Netflix, PSB Academy and Mediacorp marketers lead fresh entrants to Linkedin’s Singapore Power Profiles

Linkedin has published its 2017 Power Profiles in Singapore

Linkedin has announced the latest round of entries to its Power Profiles list in Singapore, counting marketers from Netflix, PSB Academy and Mediacorp among the newcomers.

The aim of the list is to shine a light on business leaders that are using social media to assert themselves as opinion leaders, adding their voice and expertise to the wider community.

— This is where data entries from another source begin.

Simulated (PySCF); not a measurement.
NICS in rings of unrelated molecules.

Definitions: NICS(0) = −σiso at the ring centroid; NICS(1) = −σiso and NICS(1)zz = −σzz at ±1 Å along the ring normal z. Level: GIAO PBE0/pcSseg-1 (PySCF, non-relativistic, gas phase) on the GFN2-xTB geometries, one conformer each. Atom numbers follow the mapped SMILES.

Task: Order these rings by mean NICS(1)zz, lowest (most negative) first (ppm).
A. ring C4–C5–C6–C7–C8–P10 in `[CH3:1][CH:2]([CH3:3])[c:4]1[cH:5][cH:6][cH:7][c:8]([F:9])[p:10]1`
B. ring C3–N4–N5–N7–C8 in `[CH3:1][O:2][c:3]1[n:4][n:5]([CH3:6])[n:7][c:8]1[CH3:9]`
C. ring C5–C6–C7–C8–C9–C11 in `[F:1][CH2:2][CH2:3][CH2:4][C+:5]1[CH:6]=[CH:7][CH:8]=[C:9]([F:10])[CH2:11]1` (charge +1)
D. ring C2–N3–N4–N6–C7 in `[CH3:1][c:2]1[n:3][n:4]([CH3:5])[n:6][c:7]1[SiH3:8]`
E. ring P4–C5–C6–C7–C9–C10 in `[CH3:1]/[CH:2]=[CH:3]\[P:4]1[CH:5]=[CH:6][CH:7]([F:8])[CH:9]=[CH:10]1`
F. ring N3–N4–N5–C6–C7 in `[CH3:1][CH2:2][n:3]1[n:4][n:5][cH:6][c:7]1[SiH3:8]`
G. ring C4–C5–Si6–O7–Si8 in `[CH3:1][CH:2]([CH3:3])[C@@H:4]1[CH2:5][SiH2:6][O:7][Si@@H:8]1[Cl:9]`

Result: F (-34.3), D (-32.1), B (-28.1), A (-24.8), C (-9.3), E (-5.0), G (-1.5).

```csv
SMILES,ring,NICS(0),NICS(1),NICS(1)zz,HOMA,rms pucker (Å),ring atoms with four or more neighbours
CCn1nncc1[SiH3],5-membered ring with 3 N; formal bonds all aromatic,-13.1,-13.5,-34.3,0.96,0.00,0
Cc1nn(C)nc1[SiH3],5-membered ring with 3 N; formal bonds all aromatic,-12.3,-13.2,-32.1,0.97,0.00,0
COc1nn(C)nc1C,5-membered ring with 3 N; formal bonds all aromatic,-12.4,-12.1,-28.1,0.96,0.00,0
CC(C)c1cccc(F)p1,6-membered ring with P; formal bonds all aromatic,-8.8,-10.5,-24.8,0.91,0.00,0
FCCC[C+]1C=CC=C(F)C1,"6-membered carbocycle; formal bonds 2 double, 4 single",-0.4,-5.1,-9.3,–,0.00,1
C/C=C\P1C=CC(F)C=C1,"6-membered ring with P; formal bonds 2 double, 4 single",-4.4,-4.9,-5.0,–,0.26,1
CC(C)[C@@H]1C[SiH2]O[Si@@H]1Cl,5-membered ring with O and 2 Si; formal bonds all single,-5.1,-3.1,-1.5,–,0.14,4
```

The list, now in its second year in Singapore, highlights 59 Singapore-based leaders across the areas of finance, technology, human resources, marketing and advertising, and travel and lifestyle.

For the marketing and advertising industry, Linkedin selected 10 leaders from the client, agency, tech and publishing world to be recognised as leading online opinion for the industry.

The list included Netflix lead for partner marketing in Southeast Asia and India Dipashree Das, Mediacorp chief commercial and digital officer Parminder Singh, Love Bonito chief commercial officer Dione Song, Publicis Singapore head of social Avtar Ram Singh, Contentrific head writer John Chen, J. Walter Thompson social content manager Lorna O'Hara, PSB Academy VP of marketing and corporate communication Marcus Loh, Thesmartlocal.com managing director Bryan Choo, Google Cloud head of marketing Krzysztof A. Zielinski and Black Marketing CEO and founder Chris Reed.

The Drum spoke to Netflix’s Das and PSB Academy’s Loh about why they dedicate time to sharing their thoughts with communities on Linkedin and what makes them Power Profiles.

Das said a key part of engaging on Linkedin was to help other women learn from her experiences navigating the industry.

“I want to do all I can to help anyone, man or woman, but more passionately women, who is trying to get somewhere and needs some advice or thinking on how to navigate the space. My point is ‘I don’t know’ and I am learning as well, I will not position myself as an expert but someone who is learning and is willing to share the learnings,” she said.

For Loh, the community element to Linkedin meant that authentic voices were heard above the noise but he warned this meant the platform wasn’t suited to all business leaders.

“I don’t think all business leaders are thought leaders and many of them are unfortunately come across as mouthpieces, so when that is the case and you don’t really have much to share, because Linkedin is a place to share experiences, you need to be authentic. It gives you the chance to scrape away all the pomp and pageantry,” he said.

Linkedin has published the full list of Power Profiles in Singapore on its website.